Now for the most useful part of that article, that doesn’t even requires you to subscribe, please try to clear your mind of most prejudice and everyday problems.
Those are the things that will help you keep him:


  1. Allow yourself more time for personal development, there are so many things you could learn to do and even be fun. Looks is not everything in the world, it’s like the see view on my villa, you just don’t look at it that often 2 weeks after you’ve moved in ;)
  2. Try to be pretty without make up.
  3. Give men what they want, we are like dogs, we go back to the person, who feeds us ;). Then we are satisfied and you could ask us for anything ;)
  4. Have a goal in life, its especially important that it doesn’t conflict with his goal. And please don’t make it be “Achieving/finding Love”, love is such a small thing in the world, open your eyes, ask yourself about the future in 5,10,20 years.
  5. Somehow, despite all grayness of life in Bulgaria, you must find a way to be positive about life. That is a long term investment that will pay off big in the future simply by helping you make better decisions and having more goodwill.
  6. Help him when he needs and make him help you, so he feels needed.
  7. At this point most people will say – learn to cook, but naa not rly ;) In the kitchen even if you can’t cook you can always make fun of yourself and still somehow have a great night together, but in the bed… you really need to know how to fuck… please learn it, and fyi blond hair doesn’t help in bed ;) nor breasts ;), unless you use them the Turkish style ;DD
  8. Try to find even more and more common interests, don’t be satisfied with the starting ones. It’s natural that people change with time, so in this way after 2-3 years you will essentially become so alike it will be nearly impossible to separate ;)
  9. In general be more open to the world, to new things, to unknowns. Don’t try to navigate the world into your parented rails, prepare to expand you rail network ;)

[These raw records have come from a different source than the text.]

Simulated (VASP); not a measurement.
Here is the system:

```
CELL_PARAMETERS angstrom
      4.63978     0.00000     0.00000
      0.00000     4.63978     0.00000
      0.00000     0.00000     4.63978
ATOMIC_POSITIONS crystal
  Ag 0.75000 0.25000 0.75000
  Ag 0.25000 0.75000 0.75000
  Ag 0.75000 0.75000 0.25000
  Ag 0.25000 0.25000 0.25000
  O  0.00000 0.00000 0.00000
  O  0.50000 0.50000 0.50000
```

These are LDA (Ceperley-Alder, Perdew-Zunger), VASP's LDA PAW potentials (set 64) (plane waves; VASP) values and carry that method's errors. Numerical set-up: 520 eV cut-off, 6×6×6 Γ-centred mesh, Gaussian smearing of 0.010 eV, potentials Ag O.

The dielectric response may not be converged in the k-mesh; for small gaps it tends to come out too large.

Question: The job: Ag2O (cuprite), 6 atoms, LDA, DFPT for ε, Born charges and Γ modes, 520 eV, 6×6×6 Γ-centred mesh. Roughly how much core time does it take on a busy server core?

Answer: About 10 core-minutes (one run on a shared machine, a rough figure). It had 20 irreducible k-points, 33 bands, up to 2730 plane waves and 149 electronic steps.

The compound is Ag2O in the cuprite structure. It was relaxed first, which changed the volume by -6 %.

Wednesday 16 November 2011

Finding the fine line between the drama and the statistics.


Finding the fine line between the drama and the statistics.

It’s long been said – “The death of one is a tragedy, the death of 20 000 is a statistic”.
Excuse my brash intro, but that has been an important problem for decades. There are people who argue that the bosses/politicians should be more involved in the single lives of people, while theoreticians argue that the macro scale is the important one for an efficient decision making. We have witnessed various public people vacillate to both extremes and as it is usual with all extremes - neither prosper. Therefore logically we should seek some trade-off ratio, where you are neither too remote from the real world, but still not affected by single case tragic emotions.


As of now we will refer to those extremes as left and right for simplicity. Admittedly it could be argued that right side really has a broad view, because those people have voluntarily depraved themselves from the larger part of the happening in the world, so they can focus on the aggregated figures. On the contrary though the left side is unarguably narrow-minded as their interests reach as far as their day to day problems and comparing them with others everyday life issues, in order to get peace of mind.

For me the ultimate picture of a left person is one who goes to work for money and home to sleep, watches soap opera TV to fill his empathy needs, usually his kids are his only friends, they listen to him and unnoticeably get inducted with similar mind set and problems. He or she usually finds relief in alcohol, preferably beer, doesn’t really care how the world works, continually becomes poorer and poorer as he spends more than his income and owes money to many people. The list could go on, but that should be vivid enough.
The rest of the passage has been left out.